It’s been an extremely busy April on the ‘Connectivity and Competition’ project. After an intense two-week research trip (blog post forthcoming), there was the Workshop on Digital and Practical Epigraphy at the ICS in London, co-led by Dr Gabriel Bodard, which took place from 29th April – 4th May 2019.
The concept of the workshop was to explore both traditional and digital epigraphy techniques – from ink drawings and squeezes to photogrammetry and RTI to Epidoc – while showing how these techniques can be used in tandem with each other. What the workshop really revealed, for me, was the close interaction between all these different techniques and specialisms, and how much we can learn by combining techniques.
Our 20 participants came from 12 countries, and ranged from MA students to lecturers. Most were interested in using digital techniques for their PhD projects, though everyone’s previous experience was different (and some were already experts in some of the techniques we looked at). We were also joined by loads of colleagues – Valeria Vitale (ICS), who led the photogrammetry session; Simon Stoyanova (Nottingham), who co-taught the Epidoc portion of the workshop; Caroline Barron (Birkbeck), who arranged a behind-the-scenes visit to the British museum and taught a session on recognising fakes and forgeries, and Bennet Salway (UCL) who assisted with the squeeze making. Our British Museum colleagues Thomas Kiely, Ross Thomas, Joanne Dyer and Alex Truscott were also very generous with their time and showed us a huge amount of the current epigraphy research at the BM.

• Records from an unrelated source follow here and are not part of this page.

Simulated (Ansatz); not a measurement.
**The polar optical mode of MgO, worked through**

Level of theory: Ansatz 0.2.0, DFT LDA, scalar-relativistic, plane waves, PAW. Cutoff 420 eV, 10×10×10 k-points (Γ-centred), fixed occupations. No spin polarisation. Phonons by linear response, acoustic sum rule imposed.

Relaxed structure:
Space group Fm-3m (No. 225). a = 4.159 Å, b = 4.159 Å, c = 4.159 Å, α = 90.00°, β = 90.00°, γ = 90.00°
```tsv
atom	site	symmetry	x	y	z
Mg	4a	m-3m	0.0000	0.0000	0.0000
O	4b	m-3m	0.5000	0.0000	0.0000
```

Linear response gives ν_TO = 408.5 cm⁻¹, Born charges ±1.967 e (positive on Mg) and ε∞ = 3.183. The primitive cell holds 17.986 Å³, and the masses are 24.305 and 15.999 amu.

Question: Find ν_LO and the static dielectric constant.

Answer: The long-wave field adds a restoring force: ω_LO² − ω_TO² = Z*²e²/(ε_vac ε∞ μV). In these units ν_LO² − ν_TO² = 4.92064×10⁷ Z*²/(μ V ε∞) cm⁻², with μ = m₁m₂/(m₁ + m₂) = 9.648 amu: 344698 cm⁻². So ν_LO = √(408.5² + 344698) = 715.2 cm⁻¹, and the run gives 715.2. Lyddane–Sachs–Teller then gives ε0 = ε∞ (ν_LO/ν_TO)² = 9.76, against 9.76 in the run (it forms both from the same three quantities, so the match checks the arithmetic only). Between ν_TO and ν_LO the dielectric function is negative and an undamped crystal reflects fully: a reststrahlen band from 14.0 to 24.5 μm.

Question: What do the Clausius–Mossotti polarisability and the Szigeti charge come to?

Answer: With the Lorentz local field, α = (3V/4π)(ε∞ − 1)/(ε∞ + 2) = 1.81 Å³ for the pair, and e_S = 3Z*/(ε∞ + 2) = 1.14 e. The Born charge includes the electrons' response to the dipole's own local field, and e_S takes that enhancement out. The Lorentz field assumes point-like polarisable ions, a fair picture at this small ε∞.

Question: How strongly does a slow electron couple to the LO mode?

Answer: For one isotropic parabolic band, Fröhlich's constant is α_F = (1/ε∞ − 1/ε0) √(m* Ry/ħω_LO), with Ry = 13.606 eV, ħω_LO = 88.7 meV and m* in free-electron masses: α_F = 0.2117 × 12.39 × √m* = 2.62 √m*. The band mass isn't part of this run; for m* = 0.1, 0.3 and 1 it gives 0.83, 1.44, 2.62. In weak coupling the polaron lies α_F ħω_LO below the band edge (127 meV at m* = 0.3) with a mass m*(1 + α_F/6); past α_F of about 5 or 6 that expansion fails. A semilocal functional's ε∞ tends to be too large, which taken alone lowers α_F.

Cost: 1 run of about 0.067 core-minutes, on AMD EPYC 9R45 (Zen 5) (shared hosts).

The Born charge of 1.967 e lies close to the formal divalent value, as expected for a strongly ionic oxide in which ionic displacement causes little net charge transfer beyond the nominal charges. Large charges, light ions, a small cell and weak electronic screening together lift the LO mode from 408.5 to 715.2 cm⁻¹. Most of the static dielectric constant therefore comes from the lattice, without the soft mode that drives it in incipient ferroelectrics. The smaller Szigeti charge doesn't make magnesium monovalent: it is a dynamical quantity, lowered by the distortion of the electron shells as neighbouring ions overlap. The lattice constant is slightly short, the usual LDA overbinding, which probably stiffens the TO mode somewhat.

I was particularly pleased to do some photogrammetry for the first time, and to learn that it is very straightforward – you just need a digital camera (or phone) and the right software. I succeeded in making a 3D model of one of the practice inscriptions we had borrowed from the UCL collection – though my model had a small hole in the side where I’d not been quite thorough enough. Not too bad for a beginner!